After fitting my model on n=~3000 rows, I compute predicted values for about ~250 different permutations of covariates (counterfactual scenarios). With 4 chains and 3000 steps each, this inflates the dimensionality of the generated quantities matrix for the fitted values to 3000 * 250 * 12000 = 9 billion entries. I have observed that exporting high-dimensional generated quantities significantly slows down the time between finishing of chains and completion of the rstan sample-function.

I only really need the posterior average residual for each permutation, so a 250 element vector with the per-step mean of the mean of rows (rather than the 9 billion matrix) would be sufficient to be exported.

What would be a recommended workflow if one only needs point estimates of generated quantities rather than the full posterior generated quantities of each step? Exclude full matrix from export with “{…}” and calculate the averages in the generated quantities section? Or “manually” calculate predictions based on mean posterior parameter outside of stan? Does the gen-quant calculation only take place after all steps of a chain are done? Or after each step?

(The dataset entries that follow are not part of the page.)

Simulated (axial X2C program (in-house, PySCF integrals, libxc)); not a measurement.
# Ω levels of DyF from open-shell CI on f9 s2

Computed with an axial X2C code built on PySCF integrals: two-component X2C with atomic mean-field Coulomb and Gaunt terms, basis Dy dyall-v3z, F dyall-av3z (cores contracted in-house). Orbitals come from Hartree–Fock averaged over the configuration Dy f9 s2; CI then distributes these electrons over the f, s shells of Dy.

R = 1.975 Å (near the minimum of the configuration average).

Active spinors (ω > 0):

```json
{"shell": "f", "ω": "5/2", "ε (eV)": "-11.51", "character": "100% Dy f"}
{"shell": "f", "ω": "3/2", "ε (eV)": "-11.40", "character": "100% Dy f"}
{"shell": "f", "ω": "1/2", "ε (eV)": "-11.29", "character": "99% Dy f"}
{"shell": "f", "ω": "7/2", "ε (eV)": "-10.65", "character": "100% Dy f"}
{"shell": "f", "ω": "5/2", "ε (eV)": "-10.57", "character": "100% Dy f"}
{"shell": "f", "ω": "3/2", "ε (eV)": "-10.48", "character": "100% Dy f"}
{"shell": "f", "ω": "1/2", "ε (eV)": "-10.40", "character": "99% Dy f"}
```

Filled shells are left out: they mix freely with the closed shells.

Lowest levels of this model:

One key element where I am missing understanding to inform my decision is whether the long additional run time with large-dimensional gen-quant exports is due to their calculation in the gen-quant section or due to the export of the stan model object back to R.

I would be very grateful for any advice and am happy to supplement a reproducible example, although I believe the question might be meta enough not to require an example.

Thank you!